Figure 1 shows the basic configuration of single-phase half-bridge inverter.

Switches $S_{1}$ and $S_{2}$ are the gate- commutated devices such as power BJTs, MOSFETs, GTO, IGBT, MCT, etc. When closed, these switches conducts and current flows in the direction of arrow.

Operation with Resistive Load:

The operation of the circuit can be divided into two periods:

$\begin{array}{l}{\text { (i) Period-I, where switch } S_{1} \text { is conducting from }0 \leq 1 \leq T/2 \text { and }} \\ {\text { (ii) Period-Il, where switch } S_{2} \text { is conducting from } T / 2 \leq t \leq T}\end{array}$

where $T=1 / f$ and f is the frequency of the output voltage waveform. Figure 2 shows the waveforms for the output voltage and switch currents for a resistive- load.

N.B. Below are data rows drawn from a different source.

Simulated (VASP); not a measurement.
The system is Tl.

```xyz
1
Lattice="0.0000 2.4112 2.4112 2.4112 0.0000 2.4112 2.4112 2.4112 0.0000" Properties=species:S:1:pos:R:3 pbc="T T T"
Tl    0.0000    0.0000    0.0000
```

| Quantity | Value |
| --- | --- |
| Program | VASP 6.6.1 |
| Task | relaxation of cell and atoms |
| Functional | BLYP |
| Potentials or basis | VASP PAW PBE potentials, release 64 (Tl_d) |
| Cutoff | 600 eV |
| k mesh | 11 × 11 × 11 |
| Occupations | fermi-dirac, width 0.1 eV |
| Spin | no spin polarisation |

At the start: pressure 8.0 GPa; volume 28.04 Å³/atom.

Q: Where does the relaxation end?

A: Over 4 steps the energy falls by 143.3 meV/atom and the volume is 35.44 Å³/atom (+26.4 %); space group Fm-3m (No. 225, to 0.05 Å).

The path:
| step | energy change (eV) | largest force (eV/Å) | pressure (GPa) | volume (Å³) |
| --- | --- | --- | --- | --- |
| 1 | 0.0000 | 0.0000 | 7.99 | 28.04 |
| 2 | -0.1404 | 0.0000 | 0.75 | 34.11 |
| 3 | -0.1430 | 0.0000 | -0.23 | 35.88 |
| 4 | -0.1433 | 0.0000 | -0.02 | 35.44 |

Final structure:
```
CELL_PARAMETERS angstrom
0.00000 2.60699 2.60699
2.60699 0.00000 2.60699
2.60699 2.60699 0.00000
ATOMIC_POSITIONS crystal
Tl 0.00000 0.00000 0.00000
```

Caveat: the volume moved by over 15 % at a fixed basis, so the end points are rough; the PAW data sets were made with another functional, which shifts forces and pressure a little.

Switch $S_{1}$ is closed for half-time period $(T / 2)$ of the desired ac output. It connects point p of the d.c source to point A and the output voltage $e_{0}$ becomes equal to $+E_{d_{c}} / 2 .$

At $t=T / 2,$ gating signal is removed from $S_{1}$ and it turns-off. For the next half- time period $(T / 2\lt t \lt T),$ the gating signal is given to $S_{2} .$ It connects point N of the d.c source to point A and the output voltage reverses. Thus, by closing $S_{1}$ and $S_{2}$ alternately, for half-time periods, a square-wave ac voltage is obtained at the output. With resistive load, waveshape of load current is identical to that of output voltage. Simply by controlling the time periods of the gate-drive signals, the frequency can be varied. Here diodes $D_{1}$ and $D_{2}$ do not play any role. The voltage across the switch when it is OFF is $E_{\mathrm{dc}}$ . Gating circuit should be designed such that switches $S_{1}$ and $S_{2}$ should not turn-on at the same time.